…Covered Ekklesia

The called-out assembly of all flesh, constituted by the cross, without walls, without exclusion mechanisms, without a statement of faith that qualifies or disqualifies, became a building with a door that could be closed.

Part 5 of 5

 

The first four documents in this series examined translation choices that covered declarations about the one the gospel proclaims, his name, his covenantal title, his Father’s name. This fifth document examines a translation choice that covered the nature of the body his cross constituted. Not who he is. What his work produced. And what the tradition built in its place.

The body constituted by the cross of Yeshua is without walls. It was constituted for all flesh, every nation, every kind of human being, every person the cross declared righteous before any of them believed, agreed, transformed, or qualified. It has no door that can be closed because its constitution was not a decision made by any human institution with the authority to open or close doors. Its constitution was the act of YHWH holding both sides of the covenant alone between the pieces while Avraham slept, unable to fail his side because YHWH had taken both sides himself. The body is as wide as the covenant YHWH held alone. Which is as wide as all flesh.

The word Yeshua used for this body was ekklesia. And ekklesia does not mean church.

Ekklesia, the called-out assembly of all flesh, constituted by the cross without walls, without exclusion mechanisms, without a statement of faith that qualifies or disqualifies. Church is a building with a door. These are not the same thing.

Ekklesia is a Greek civic and communal word. In the world of the Greek polis, the city-state, the ekklesia was the assembly of citizens called out from their homes and daily lives to gather and conduct the business of the city. It was not a religious term. It was not a building. It was not an institution. It was a gathering, the people assembled, called out from wherever they were and brought together for a common purpose. The ekklesia was inclusive by its very nature. It was the people, the whole community, gathered.

When Yeshua said in Matthew 16:18 I will build my ekklesia, he was using this word deliberately. He was not saying he would build a religious institution with a hierarchy, a statement of doctrine, and a membership process. He was saying he would call out an assembly, a gathering of all flesh, called out from every nation and background and category, brought together not by their agreement with a human institution’s requirements but by the cross that had constituted their righteousness before they were born. The ekklesia of Yeshua is the assembly of the called-out, all of them, everywhere, of every kind, constituted by what YHWH did at the cross before any human institution existed to manage it.

The translation chain from ekklesia to church passed through Latin ecclesia, still carrying the called-out meaning, and then into the Germanic languages where it encountered kyriakon. Kyriakon means belonging to the Lord, and it referred originally to a building dedicated to Christian worship. A building belonging to the Lord. Kyriakon became kirche in German and church in English. And church in English carries the building-and-institution connotation of kyriakon from its etymological roots, not the called-out-assembly connotation of ekklesia.
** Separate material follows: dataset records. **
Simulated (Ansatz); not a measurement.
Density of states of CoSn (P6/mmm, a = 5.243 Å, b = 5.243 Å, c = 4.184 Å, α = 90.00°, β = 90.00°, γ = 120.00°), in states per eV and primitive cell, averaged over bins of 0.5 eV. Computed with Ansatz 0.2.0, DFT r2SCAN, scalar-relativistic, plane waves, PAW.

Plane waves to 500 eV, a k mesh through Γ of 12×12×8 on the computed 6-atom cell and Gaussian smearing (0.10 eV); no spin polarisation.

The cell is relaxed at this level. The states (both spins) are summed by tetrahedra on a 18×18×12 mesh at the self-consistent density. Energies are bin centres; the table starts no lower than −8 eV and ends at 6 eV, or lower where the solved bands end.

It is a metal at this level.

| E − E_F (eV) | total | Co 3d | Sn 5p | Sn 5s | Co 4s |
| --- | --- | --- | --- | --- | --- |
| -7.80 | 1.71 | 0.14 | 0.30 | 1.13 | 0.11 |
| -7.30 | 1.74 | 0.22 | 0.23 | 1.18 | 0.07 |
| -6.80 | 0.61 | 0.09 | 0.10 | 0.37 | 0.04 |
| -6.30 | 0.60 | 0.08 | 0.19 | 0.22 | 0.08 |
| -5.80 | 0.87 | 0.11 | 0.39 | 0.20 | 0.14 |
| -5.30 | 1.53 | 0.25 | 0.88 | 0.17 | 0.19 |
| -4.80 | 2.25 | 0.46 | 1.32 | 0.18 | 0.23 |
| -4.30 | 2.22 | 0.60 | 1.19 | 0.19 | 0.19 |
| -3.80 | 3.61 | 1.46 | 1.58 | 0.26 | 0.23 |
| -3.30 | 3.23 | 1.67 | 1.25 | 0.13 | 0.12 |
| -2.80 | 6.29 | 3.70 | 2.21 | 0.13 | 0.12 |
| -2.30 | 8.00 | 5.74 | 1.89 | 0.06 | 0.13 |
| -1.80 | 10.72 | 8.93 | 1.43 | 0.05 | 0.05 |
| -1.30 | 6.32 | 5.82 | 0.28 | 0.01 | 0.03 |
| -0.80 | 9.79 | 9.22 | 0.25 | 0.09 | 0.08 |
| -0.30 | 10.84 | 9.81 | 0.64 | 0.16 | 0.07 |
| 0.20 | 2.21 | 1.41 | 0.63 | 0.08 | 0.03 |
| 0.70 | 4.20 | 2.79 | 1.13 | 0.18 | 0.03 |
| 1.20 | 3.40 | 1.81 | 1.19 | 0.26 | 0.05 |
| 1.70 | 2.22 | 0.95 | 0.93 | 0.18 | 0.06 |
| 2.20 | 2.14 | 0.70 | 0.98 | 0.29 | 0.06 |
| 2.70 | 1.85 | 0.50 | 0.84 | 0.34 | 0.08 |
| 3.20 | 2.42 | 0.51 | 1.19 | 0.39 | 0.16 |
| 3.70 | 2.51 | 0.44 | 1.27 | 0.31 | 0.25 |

Ekklesia came from the Greek civic world, the people gathered, inclusive by nature. Church came from kyriakon, a building belonging to the Lord. A gathering and a building are not the same thing. One has no walls. The other has nothing but walls.

The difference between a gathering and a building is the difference between all flesh and a membership list. A gathering has no walls to define who is inside and who is outside. A building has walls. A building has a door. A building can have a sign out front that says who is welcome and who is not. A building can have a statement of faith that defines the boundary between the qualified and the unqualified. A denomination built around a building can exclude. And the church, as institution, has excluded, systematically and consistently, throughout its entire history.

The evidence of the exclusion is the forty-six thousand denominations. Each one drew its boundary at a different coordinate. Each one found the previous boundary insufficient or incorrect or too broad or too narrow and drew a new one. Each one built its walls in a slightly different place and called the people inside the walls the true expression of the body. And in doing so each one left someone out, because that is what walls do. Every denomination that has ever existed has left someone out that the cross constituted righteous. Every statement of faith that has ever been written has excluded someone that YHWH included when he held both sides of the covenant alone between the pieces.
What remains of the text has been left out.